Sunday, August 28, 2011

my other backyard

While there is quite a wilderness in my actual backyard, my neighbourhood backyard has a lot to offer as well. Just a short drive northeast of campus brings you to the Mt Naomi Wilderness. On Friday all the new geo grads went on a field trip to the High Creek area and looked at Gilbert deltas then hiked/scrambled up to some Cambrian carbonates and shales and found teeny-tiny trilobites. Then on Saturday, my roomie and another new grad and I went for an 11.5 mile hike up Mt Beirdneau, along the ridgeline, and down Green Canyon.


Gilbert delta. I'm being immersed in soft rock geology now!

Super small trilobites! 0.9cm long!

View looking down into Green Canyon (aptly named)

Where the trail vanished, we found an airplane wreckage, and commenced bushwhacking. I think I'll be asking for a scythe for xmas...

Surprise! Mama moose! Moose baby! Moose??? YES! Moose! Awesome.

Tuesday, August 09, 2011

Hello Utah

A new chapter begins: I resigned, accepted a fellowship at Utah State University, and moved to Logan, Utah. So in 2 weeks I'll be a student again, now trying to earn a PhD, but not before maximizing my time on numerous unnecessary projects.

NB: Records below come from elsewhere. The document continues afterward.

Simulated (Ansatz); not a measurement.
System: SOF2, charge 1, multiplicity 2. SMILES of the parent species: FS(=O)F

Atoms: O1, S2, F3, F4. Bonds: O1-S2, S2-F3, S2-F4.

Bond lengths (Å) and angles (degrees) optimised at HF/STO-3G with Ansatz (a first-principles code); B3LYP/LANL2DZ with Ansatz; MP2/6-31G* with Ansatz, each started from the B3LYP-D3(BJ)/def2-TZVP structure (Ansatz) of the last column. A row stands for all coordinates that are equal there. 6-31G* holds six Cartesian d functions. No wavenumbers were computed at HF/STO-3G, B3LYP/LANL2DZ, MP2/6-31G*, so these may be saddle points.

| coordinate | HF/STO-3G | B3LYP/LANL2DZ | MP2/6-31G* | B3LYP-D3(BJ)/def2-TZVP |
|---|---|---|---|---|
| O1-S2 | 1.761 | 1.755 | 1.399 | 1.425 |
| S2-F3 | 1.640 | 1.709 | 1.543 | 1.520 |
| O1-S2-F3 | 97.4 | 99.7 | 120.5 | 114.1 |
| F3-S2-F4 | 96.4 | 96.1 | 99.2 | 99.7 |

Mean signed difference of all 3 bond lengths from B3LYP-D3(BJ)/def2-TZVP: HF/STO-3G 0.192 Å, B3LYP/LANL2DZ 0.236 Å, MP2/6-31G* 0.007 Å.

The solar oven was the first one. With some insulation added and mirror extenders, a max temperature of 290 Fahrenheit was achieved. I cooked some pretty random concoctions with that, but then the picture frame glass cracked. I'm guessing that it wasn't exactly meant to be dealing with that sort of temperature range...


So rather than fix the solar oven, I naturally moved on to unnecessary project number 2: chickens.

There was already a coop in the backyard, so it just needed some repairs, cleaning, bedding and fencing. Several hot and sweaty days later:


Then all it needed was chickens:

They are mighty impressive composters!!! This is a FAR better place for my veggie scraps to go than a) in a pile, b) in the garbage disposal system, or c) just flat out in the garbage. I got older, less productive, hens - so not so many eggs. But I really didn't want to deal with baby chicks until I had some idea of how chickens would work out.

Then I needed to fly back to Canada and get my student visa to re-enter the US as a student. I got an awesome view of the Grand Canyon on the flight there.


Then I met up with some long-time friends and their new offspring for the only part of my summer that's truly resembled a vacation. Lots of good times catching up and hanging out!


First stop: the refrigerated Canadian beer section.


Greatest cut bank ever. I'm convinced these are a flood deposit that has since been cut into by this river channel.


Beautiful Kananaskis country - and the sign even held true to its promise.